How This Artist Uses A.I. & Data to Teach Us About the World
Released on 01/16/2020
[otherworldly music]
[Narrator] It's easy to get lost
in Refik Anadol's surreal installations.
But dig a little deeper,
and you realize his work
is made up of millions of tiny pieces,
and that every single little point
represents a piece of data
that he's fed through a neural network
to show us his vision of our future.
I was always trying to speculate
this idea of, Can data become a pigment?
At the end, the data is truly numbers.
It has no kind of inner skin or skeleton.
But what I'm trying to do as an artist is find algorithm
that can narrate the moment of data,
kind of make that invisible moment visible.
[Narrator] Enormous data sets inspire most of Anadol's art
and he uses machine intelligence and algorithms
to create visualizations, what he calls data sculptures
like this piece, called Machine Hallucinations.
He started by finding 113 million images of New York online.
[Refik] I let the machine learn
from this entire corpus of data,
and then we also find a way
to erase the humans from this data
and only focus on the buildings, nature, and environments
that is a collective memory of New York.
[Narrator] Once all of the images of people were removed,
Anadol was left with 10 million pictures of New York.
He fed them through a machine learning algorithm
that generates visual associations as it learns.
For example, when it sees multiple photos
of the Statue of Liberty,
taken from slightly different angles,
the algorithm interpolates information
to help it create a moving, shifting image
that represents the entire life cycle of the structure.
Machine looks at this information like a human being,
but it's kind of more like collective memories
than personal memories,
because a building in New York
can be explored by thousands of perspectives,
from multiple angles,
from a different time of the year.
It's more like an honest memory for a machine
'cause it feels more totalitarian,
and feels everything and everyone
than just one person.
[Narrator] Anadol covered the walls and the floor
of a boiler room in a building in Lower Manhattan
with this machine-interpreted dynamic landscape.
If you ask him,
he'll tell you that the machine is dreaming.
When a machine learns
from outputs and memories like this,
it can create an alternative reality.
It look at the patterns of the trees, the buildings,
the nature, the people,
every single thing hidden inside these image corpus.
Seeing a machine giving a context of data
and giving an hallucinative output
was something really inspiring.
[Narrator] Anadol created this piece
to celebrate the centennial of the LA Philharmonic
using half a million images,
thousands of audio recordings,
and hundreds of videos from the orchestra's archives.

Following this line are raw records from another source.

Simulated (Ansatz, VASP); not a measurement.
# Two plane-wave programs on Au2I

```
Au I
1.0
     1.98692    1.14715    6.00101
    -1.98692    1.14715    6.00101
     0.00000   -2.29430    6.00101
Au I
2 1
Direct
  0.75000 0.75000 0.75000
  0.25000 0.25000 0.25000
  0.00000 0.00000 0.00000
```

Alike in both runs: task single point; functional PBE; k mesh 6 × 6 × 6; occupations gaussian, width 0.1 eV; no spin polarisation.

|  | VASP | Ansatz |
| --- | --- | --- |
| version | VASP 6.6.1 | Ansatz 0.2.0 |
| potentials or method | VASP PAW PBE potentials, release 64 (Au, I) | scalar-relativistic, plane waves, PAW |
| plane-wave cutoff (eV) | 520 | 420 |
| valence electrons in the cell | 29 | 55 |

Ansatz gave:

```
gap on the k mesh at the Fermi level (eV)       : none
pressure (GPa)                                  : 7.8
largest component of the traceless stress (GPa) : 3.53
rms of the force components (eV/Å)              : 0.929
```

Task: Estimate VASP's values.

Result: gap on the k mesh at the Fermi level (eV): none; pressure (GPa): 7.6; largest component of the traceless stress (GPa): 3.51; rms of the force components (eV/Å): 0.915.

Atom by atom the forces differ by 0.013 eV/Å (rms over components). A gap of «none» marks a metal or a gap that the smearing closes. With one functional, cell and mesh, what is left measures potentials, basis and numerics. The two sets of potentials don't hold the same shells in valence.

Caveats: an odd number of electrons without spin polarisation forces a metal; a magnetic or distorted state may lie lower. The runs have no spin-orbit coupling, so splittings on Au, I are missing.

He fed all that into a series of algorithms
that turned it into these extraordinary projected images.
[Refik] By using machine learning algorithms,
the entire archive of LA Philharmonic
becomes a shape of three-dimensional outputs.
We were able to see all these data points
becoming together or disappearing,
and making kind of new sculptures.
[Narrator] And the building itself,
Frank Gehry's Walt Disney Concert Hall,
became part of the sculpture too.
I was always looking for inspiring buildings,
and Frank Gehry became my hero.
And I rent a car, went to downtown, it was 2:00 a.m.
The building's light was off,
like there was nothing around it.
And that night, I was really struck by an idea,
like, What will happen if this building can remember?
Like, Can it dream?
[Narrator] So he projected
the machine interpreted archives
onto a smaller model of the Walt Disney Concert Hall.
Once he settled on something he liked,
he projected it onto the bigger, real life building.
[Refik] What we are doing not a typical painting,
not a typical sculpture,
but more like an experience from a near future.
And when they come together
with sound, data, machine intelligence,
and light and architecture,
they have a new meaning,
a new kind of symbiotic connections.
I think I was really hooked up
by the idea of, A building can become an interface.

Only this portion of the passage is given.